Another idea:
These are RF MOSFETs, which look like a mix of an SO-10 package with a bad case of webbed feet, and a D2PAK or something like that, for the size of body and heatsink tab. Or an SMC diode with a slightly wider body, much wider leads, and a huge heatsink pad.
The construction is like so:
First, carve a slot in the board. The heatsink tab is a hunk of 1-1/2 x 1/8" copper plate, about 8mm long (to match the heatsink pad on the devices). The hole is tight enough to provide a friction fit (yes, cutting and filing the hole was tedious -- I have no CNC, so I did it by hand). Tap it in place until the component side is level with the surface of the PCB, then solder support straps across (the extra hunks of copper clad straddling the top and bottom ends of the bar). This takes a lot of heat, but mainly it takes a lot of time (and a heat resistant surface) waiting for the copper bar to heat up.
When the plate and devices are soldered in place on top (also, a piece of copper foil, slathered in solder, shorts across the top side copper), go around the bottom, soldering a fillet. This both shorts the plate to the bottom side ground, and provides additional mechanical mounting.

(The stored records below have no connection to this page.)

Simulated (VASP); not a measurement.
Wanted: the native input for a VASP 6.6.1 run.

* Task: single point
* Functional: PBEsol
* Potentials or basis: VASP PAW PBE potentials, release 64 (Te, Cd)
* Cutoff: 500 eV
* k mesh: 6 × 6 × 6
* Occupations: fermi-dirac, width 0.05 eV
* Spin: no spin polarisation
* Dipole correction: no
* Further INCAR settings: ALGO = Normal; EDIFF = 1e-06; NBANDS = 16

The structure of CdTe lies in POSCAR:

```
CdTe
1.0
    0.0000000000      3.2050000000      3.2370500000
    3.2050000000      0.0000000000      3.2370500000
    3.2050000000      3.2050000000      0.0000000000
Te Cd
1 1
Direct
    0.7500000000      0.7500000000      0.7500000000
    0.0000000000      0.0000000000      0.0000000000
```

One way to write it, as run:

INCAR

Also, before the copper plate goes in, take the time to cut at least a few traces. I carved out the 6mm wide (10mm length, 1mm gap) pads for the transistors (gate and drain, respectively) before soldering in the plate.
This is going to be a ~20W push-pull RF amplifier, which should dissipate about 20W at ratings. I'm still designing the transformers for source/load matching. Taking it methodically, since it should be capable of ~500MHz bandwidth. (The transistors themselves roll off somewhere in the GHz!)